Thank you!” I called out to the massive crowd in front of me. “What an incredible night! Optimism is in the air.” I was deep inside enemy territory. That’s what my old friends were telling me. It was Thursday, September 6, 2012, a couple of minutes after 8:30 p.m., and I had never stood before a throng so huge: more than twenty thousand men and women, a loud and raucous mix of anticipation and fun, in the TV glare of the Time Warner Cable Arena in Charlotte, North Carolina—every age, race, region, and hat style you could imagine. Most of them were jammed onto tiny folding chairs. Others were crowding the narrow aisles. As I peered over the top of an oversize, wooden podium, I could see hundreds—was it thousands?—of white‑on‑blue Obama‑Biden posters and many, many pole signs. “MINNESOTA.” “TENNESSEE.” I found “FLORIDA” off to my right. Halfway back in my home‑state delegation, one poster said “I‑4 Obama,” a little play on the highway that connects Tampa and Daytona Beach, always a crucial swing‑vote corridor. But as I moved through my opening pleasantries, I have to say, the applause sounded a little tepid to me.
I got the distinct feeling that the audience was holding back. It was as if all these people were taking a careful measure of me, trying to decide whether I’d fully earned the right to be here.
Were they happy to see me? Were they asking themselves, “Who the hell is this guy? Who invited him?” I hadn’t seen any polling data or focus group reports. But I’d been around this business long enough to know: People with résumés like mine weren’t supposed to speak at Democratic National Conventions. This wasn’t the way that game was played.

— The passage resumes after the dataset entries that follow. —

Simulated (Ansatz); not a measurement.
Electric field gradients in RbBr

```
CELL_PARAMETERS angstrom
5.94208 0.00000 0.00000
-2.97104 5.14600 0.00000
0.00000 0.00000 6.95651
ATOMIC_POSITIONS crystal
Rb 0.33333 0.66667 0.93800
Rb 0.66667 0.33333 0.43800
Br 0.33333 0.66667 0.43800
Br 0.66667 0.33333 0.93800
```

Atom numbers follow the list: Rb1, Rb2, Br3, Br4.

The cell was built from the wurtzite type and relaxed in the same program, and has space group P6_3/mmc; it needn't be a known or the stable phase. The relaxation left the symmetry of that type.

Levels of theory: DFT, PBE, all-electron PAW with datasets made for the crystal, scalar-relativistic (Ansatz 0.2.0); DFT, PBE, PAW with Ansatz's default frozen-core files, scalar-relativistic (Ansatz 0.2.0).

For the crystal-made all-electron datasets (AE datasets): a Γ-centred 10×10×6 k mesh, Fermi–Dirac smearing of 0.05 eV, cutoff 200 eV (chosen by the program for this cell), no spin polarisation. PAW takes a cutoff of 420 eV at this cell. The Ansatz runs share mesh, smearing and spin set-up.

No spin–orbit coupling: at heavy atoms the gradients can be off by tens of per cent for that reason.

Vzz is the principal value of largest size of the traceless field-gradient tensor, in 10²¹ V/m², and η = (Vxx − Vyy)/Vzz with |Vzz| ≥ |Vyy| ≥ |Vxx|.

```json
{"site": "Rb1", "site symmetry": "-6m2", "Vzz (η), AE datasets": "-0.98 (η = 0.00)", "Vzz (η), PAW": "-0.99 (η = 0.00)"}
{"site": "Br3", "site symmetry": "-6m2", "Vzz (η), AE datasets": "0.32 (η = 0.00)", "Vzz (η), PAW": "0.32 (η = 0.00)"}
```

I’d been the low‑tax, pro‑life, pro‑ gun Republican governor of Florida. As a young state senator, I’d been such an anti‑crime crusader, people called me “Chain Gang Charlie”—and I considered it a compliment. Heck, I’d named my boat Freedom. Was that Republican—or what? I’d risen through the ranks from education commissioner to attorney general to governor, always running with an “R” next to my name. In the 2008 presidential campaign, I’d worked diligently for John McCain, even making his short list for vice president. At various points along the way, I had referred to myself as a “Ronald Reagan Republican.”
And here I was with a prime‑time, Thursday‑night speaking role at the 2012 Democratic National Convention, preparing to sing the praises of Barack Hussein Obama. That’s how many of my old party mates liked referring to him, as if he weren’t just a president from a different party but a highly suspect, otherworldly creature and probably a Muslim too.
No, this wasn’t politics as usual.
I was addressing this Democratic crowd the same night the president was. My slot was after Caroline Kennedy and just before John Kerry and Joe Biden. The big addresses from Michelle and Barack Obama were coming right after that. You’d have to look long and
hard in the annals of American politics to find a fish more out of water than I was that night.
I’d even joked with my wife, Carole, when I first got the call from Jim Messina, who was managing the president’s reelection campaign: “Didn’t anyone do a background check?”
I wasn’t even invited when Republican delegates gathered August 27 to 30 for their national convention in Tampa, just a short drive from my rented condo in St. Petersburg. Why would I be? I wasn’t one of theirs anymore. They were brimming with Tea Party fervor and anti‑Obama zeal. I’m pretty sure they wouldn’t have enjoyed what I had to say.
“What an honor to be here with you to stand with President Barack Obama,” I told the Democratic crowd.
A small fan was whirring at my feet. I always like a fan at the podium when I give a big speech. You have no idea how hot those TV lights can be. But I could still feel tiny beads of sweat forming on my forehead. I don’t usually get nervous giving speeches. My heart was pumping now.
Before I got to the business at hand, I wanted to address the elephant in the room. Never before, I thought, had that old expression been quite so apt.
“Half a century ago,” I began, “Ronald Reagan, the man whose optimism inspired me to enter politics, famously said that he didn’t leave the Democratic Party, but the party left him. Well, listen, I can relate. I didn’t leave the Republican Party. It left me.”
It had been a while, I was sure, since Ronald Reagan was quoted so approvingly at a Democratic convention. “Then again,” I added, “my friend Jeb Bush recently noted Reagan himself would have been too moderate, too reasonable for today’s GOP.”
People clapped at that. Right there, I could feel it. I had the
attention and the support of the room. We might have come from different places. But I could tell—and they could tell—we were talking the same language and talking the same way. It had taken me a while to get here, but I felt thoroughly at home.
I had already changed my registration from Republican to Independent. By the time the year was over, I would officially be a Democrat. But despite those changing labels, I felt the same way I always had. I had the same basic values. I’d never been an ideologue. It was just that, in an ugly bow to extremism, the party I’d grown up in had abandoned people like me. And the place I was heading, I was happy to see, wasn’t run by enforcers with mandatory checklists.
Standing at the podium in Charlotte, I wanted to share with the Democratic delegates some of the causes I cared most about. Not the divisive, hot‑button issues so many Republican politicians seemed suddenly obsessed with—birth control, abortion, gays, and guns. Not the nasty caricatures that fueled so much of talk radio and cable TV news. Just as I always had, I wanted to talk about issues that touch all people’s lives, whatever their party might be.
So I did.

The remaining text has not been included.